Emma Cooper, one of Hardy Girls Healthy Women’s Girls Advisory Board Members, applied to be a part of International Day of the Girl Speak Out. International Day of the Girl is on October 11, 2013, is a day to recognize and celebrate the activism of girls as agents of change in their lives and their community. The Speak Out will provide a space for girls, like Emma, to engage in global action to speak with governments and United Nations agencies about how governments and agencies can better support the work girls are doing. Check out her interview Emma submitted.

Share the story of your activist project from its beginning until today:

My passion for women’s studies and rights is an insatiable beast that I can’t feed enough. I’ve fed books, essays and plays to the beast. I’ve written emails to politicians explaining why they should advocate for a woman’s right to choose. I’ve had discussions with my friends. I’ve marched for my rights as a girl. For the beast, this is never enough and it never will be. It needs action to fill its grumbling tummy, its never-ending appetite.  This is where my work with the Girls Advisory Board (GAB) of Hardy Girls, Healthy Women (HGHW) comes into play. I joined GAB last year. It seemed to be the perfect place to begin making change happen. The members of GAB are all high school-aged girls with an ardor for action. We act as role models to younger girls and help them to become strong women. Annually, we plan and host the Girl’s Unlimited Conference (GU) and lead workshops within the conference that aim to educate girls. The workshops are on everything from debunking myths about feminism, to redefining beauty, to using theater and story telling as a tool for education and social change.  Being a member of GAB is truly an honor.

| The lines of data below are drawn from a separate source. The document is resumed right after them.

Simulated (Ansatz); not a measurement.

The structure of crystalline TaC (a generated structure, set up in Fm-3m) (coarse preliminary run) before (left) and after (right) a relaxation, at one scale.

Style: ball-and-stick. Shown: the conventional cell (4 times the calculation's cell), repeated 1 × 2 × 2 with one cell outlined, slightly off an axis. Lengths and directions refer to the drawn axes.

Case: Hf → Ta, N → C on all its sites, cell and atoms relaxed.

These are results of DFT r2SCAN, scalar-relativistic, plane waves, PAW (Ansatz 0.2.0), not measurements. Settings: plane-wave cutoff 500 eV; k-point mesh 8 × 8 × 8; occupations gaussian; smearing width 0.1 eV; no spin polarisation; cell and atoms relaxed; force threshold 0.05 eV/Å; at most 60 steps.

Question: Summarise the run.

What is a core challenge that girls in your community face and how has your project addressed this?

Madison Morin, 11, of Maine, says girls worry too much about conforming. “Why try to do that when you can just stand out? I’m trying to show girls that it shouldn’t always be that way. I’m trying to let people know they should be themselves.” The presentations at the GU Conference inspired Madison to challenge the assumption that girls need to care about thinness, shopping, and “looking hot.” Presentations on female social norms and other topics helped Madison think critically about peer pressure, begin taking risks, and become a leader. She asks her peers questions that aren’t always popular. She wears a “This is What an Activist Looks Like” pin at her school. Madison is a Hardy Girl.

What makes your partnership or project unique?

As a little girl, I remember being obsessed with “the older girls.” Everything the older girls told me was Truth. They were who I aspired to be. The partnership between GAB and HGHW is unique because it taps into this admiration.

Tell us about who supports your work in the community and how they support your efforts. How do members of the community contribute to your project?

Hardy Girls provides us with an outlet to be ourselves, and a place to make change happen. They support the GAB’s independent thinking as well as our developing presentations and workshops for girls. For young activists like myself, this little nest of feminists is the perfect place to start speaking out on issues that matter to girls and women. The support system HGHW provides is essential to the work that the members of GAB do.

Additionally, the University of Maine and Colby College have repeatedly donated food, time, space and energy to our efforts. HGHW’s various sponsors also aid us by providing us with the money needed to accomplish our goals.  The Sewell Foundation has funded environmental presentations, and the Bank of Maine helped fund a workshop on financial literacy.  Our families also are huge supporters of what we do in GAB, as are many foundations and individual supporters.

The members of GAB also support each other. In the beginning of each meeting we have a “check in” where we discuss things that have happened in our lives. This check-in is a time for us to show the respect we have for each other. The community is very supportive.

Why do you want to “speak out” to a global audience? How can they support your activism?

Myself, and the members of GAB, want to speak out to a global audience because we want to help create models of GAB in other parts of our country and the world. Since Maine is a rural state, I believe that models of GAB could be replicated in other rural communities around the world. I am interested in exchanging ideas about how to better my work as an activist and to gain a greater knowledge about other activist programs around the world. I believe that out of education comes empowerment and out of empowerment, equality.

Believing in girls and letting them take the reigns helps them develop leadership skills and confidence. Early empowerment strengthens self-esteem. This helps prevent early, unwanted pregnancy, depression, and remaining in abusive relationships. Girls become women who are equipped not only to survive within society’s antiquated ideology of what women should be, but, to change it.

What would you like to gain from this experience?

I dream about creating GAB models that are focused on youth-adult partnerships. I want to encourage people to listen to girls’ thoughts and ideas and to empower them by giving them a place to test those ideas. I want to teach girls that there is nothing wrong with them—that it’s the society we live in that’s the problem.  I want girls to know that they can make a difference, no matter their age. I want them to know that they too can start a revolution and cause a ruckus. I want to change our world.